Assistant senses and capabilities
- Vision
- A standard web camera
- Exposition and other settings are optimized in real-time to enhance the results of face recognition
- Hearing
- A shotgun microphone
- Wide range of STT engines can be used, currently off-line Phonexia
- Voice
- A speaker
- Powered by Google TTS
Face generation
Main goal is to create a realistic video for any sound wave. The generation is split into 2 neural networks to handle the information transformation.
- Sound waves \(\rightarrow\) facial landmarks coordinates
- Drawn landmarks \(\rightarrow\) image of a face
Resulting image of the lower face is then masked and inserted into a real image.
Sound2landmarks
Neural network architecture overview:
- First try didn’t go so well (the “raw” coordinates are converted to a video)
- It looks like a face, but the network is overfitting and gets into “idle” mode after few seconds.
- How to fix it?
- Coordinates normalization to range [0, 1] ‒ to give the network a range to operate in
- Different lengths of sound‒video sequences ‒ to fight the output idle after few seconds
- Dropout ‒ to fight the overfitting
Landmarks2images
First neural architecture was a conditional GAN with U-net and a landmarks image instead of random variable also known as pix2pix1.
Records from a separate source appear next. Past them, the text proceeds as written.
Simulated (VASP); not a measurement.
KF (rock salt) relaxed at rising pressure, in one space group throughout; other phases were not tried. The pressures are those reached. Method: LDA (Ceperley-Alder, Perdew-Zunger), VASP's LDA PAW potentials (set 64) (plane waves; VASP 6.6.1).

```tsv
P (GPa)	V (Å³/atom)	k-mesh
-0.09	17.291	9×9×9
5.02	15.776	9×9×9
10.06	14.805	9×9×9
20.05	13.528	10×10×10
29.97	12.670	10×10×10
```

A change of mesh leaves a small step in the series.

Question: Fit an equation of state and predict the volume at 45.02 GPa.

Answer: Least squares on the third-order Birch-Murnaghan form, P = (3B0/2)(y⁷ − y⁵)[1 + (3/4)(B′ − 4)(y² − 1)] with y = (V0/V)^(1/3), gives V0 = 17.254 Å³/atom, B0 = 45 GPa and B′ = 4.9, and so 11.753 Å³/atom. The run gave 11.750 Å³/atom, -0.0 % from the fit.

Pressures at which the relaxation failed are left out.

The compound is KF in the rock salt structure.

It worked, but because of the used U-net 256×256 px image is the biggest that can be trained on 8 GB of VRAM. Easy workaround is to generate just the mouth and then insert it into an actual video like was done in Obama Lip Sync2. The main advantages are
- Generation of fullHD video
- Easier problem to learn for the cGAN
The mouth looks realistic enough, but there are problems:
- Some frames are corrupted ‒ this is caused mainly by a not optimal lighting conditions
- The absence of time continuity causes flickering that is apparent once inserted into a real video
To solve this, second neural architecture was an updated version of pix2pix from paper Everybody Dance Now3. Generator is looking at the current landmarks frame and the last generated face frame. The Discriminator also works with pairs of landmarks and faces. The source video was changed for a one with better lighting.
Indeed this approach worked much better than plain pix2pix. For showcase purposes the mouth is placed into still image and normal video.
Conclusion
Overall this neural pipeline is able to create reasonable and arbitrarily long videos of a target person talking given a clear speech sound. Although this setup can produce plausible results, it has limitations:
- At least 1 hour long video of a person talking to the camera
- Lighting without shadows needed
- Jaw misalignment if source video has too much head movement
References
-
Phillip Isola, Jun-Yan Zhu, Tinghui Zhou, Alexei A. Efros. 2016. Image-to-Image Translation with Conditional Adversarial Networks. arXiv:1611.07004 ↩
-
Supasorn Suwajanakorn, Steven M. Seitz, Ira Kemelmacher-Shlizerman. 2017. Synthesizing Obama: Learning Lip Sync from Audio. washinton.edu ↩
-
Caroline Chan, Shiry Ginosar, Tinghui Zhou, Alexei A. Efros. 2018. Everybody Dance Now. arXiv:1808.07371 ↩